Almost immediately after getting back on Highway 3, I passed a field filled with elk.  I did not realize, at the time, that this was a commercial elk ranch.  Indeed, the elk filled the fields the way cattle normally do, and apparently that is intentional.  While I do not approve of the commercial raising of these majestic animals, you can read more about the ranch on their web site.

A few miles further south, I pulled into a marked Scenic Turnout and admired (and photographed) the scene to the west, including what looked to be several miles of horse fencing (are we suddenly in Kentucky?), much grassland, water and mountains on the western horizon.

Kootenai County Ranch Land
Eastern Kootenai County, Idaho
November 3rd, 2015

Back on Highway 3, I first entered the Coeur d'Alene Indian Reservation, then Benewah County.  As is the case for so many native reservations, the Coeur d'Alene Tribe's land is now only a fraction of their aboriginal claims, and is located in southern Kootenai and western Benewah Counties.  Roughly half of Benewah County is within the reservation, but only 9% of the County's population claims to be Native.  The town of Plummer is the home of the tribal headquarters.  The tribe also operates a casino at Worley, north of Plummer in Kootenai County.  In 1991, the tribe sued the State of Idaho over ownership of Lake Coeur d'Alene, a trial that eventually reached the U.S. Supreme Court which dismissed the suit citing the Eleventh Amendment.  A subsequent suit against the state was initiated by the U.S. government, acting as trustee of Indian lands.  This time, the Supreme Court ruled against the state of Idaho.  While at the time, there was much controversy and, yes, fear, as to what the ruling would mean, in practice what has happened is that the Tribe has been instrumental in cleaning up the lake and the area rivers of mining waste from the Silver Valley.

After stopping for lunch in St. Maries, where I duly photographed the County Court House, I headed west on Idaho Highway 5 to Plummer, passing through Heyburn State Park, ostensibly the oldest state park in the Pacific Northwest.  Land taken, need I say, from the Coeur d'Alene Tribe.  There were a good many turnouts on the seventeen mile drive where I could stop and admire the scenery, but my photographs are all hampered by the trees that line the highway.  Or, I suppose you could say, the pictures are enhanced by the trees.

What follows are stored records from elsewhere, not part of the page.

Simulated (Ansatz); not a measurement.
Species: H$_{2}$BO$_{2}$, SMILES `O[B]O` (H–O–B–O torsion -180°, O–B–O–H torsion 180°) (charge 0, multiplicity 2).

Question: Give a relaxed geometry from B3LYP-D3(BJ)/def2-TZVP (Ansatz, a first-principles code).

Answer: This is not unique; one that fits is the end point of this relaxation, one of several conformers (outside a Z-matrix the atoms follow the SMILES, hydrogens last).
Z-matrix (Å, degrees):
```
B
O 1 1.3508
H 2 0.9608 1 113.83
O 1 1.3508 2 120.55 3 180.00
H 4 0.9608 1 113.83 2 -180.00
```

The Saint Joe River connecting Chatcolet Lake and Round Lake
Heyburn State Park, Idaho
November 3rd, 2015

Once in Plummer, I headed south on U.S. Highway 95, which runs parallel to the Idaho/Washington State Line, passing by the town of Sanders (2 miles off the highway to the east), and through the town of Tensed.  I didn't have a chance (or didn't take the time) to ask a native if the town's name is one syllable or two.  South of Tensed, I passed De Smet, site of the Jesuit mission built after the Tribe left the area around Cataldo, where the same Jesuits who built St. Mary's and St. Ignatius Missions in Montana built the first mission in what is now Idaho.  (According to Wikipedia, Tensed started out as De Smet, but because of the nearby mission, which had its own post office, the town changed its name to Temsed--De Smet backwards--which the Post Office then mispelled.)  To the west, along the Washington State line, is Mary Minerva McCroskey State Park, Idaho's second largest.  This large section of Palouse was acquired and set aside by one man, Virgil T. McCroskey, who gave the land to the State of Idaho in 1955.  The State, however, chose to look this gift horse in the mouth, figuring that no one in his right mind would want to travel to remote northern Idaho (it was another twenty years before the state improved U.S. 95 to the point where it wasn't such a challenge to reach the area from the more populous southern part of the state).  Accordingly, the State accepted the gift only with the provision that Mr. McCroskey would single-handedly maintain the property, at his own expense, for the next fifteen years.  McCroskey, then 78 years old, agreed, and fulfilled his commitment, dying just weeks after the fifteen year period had passed.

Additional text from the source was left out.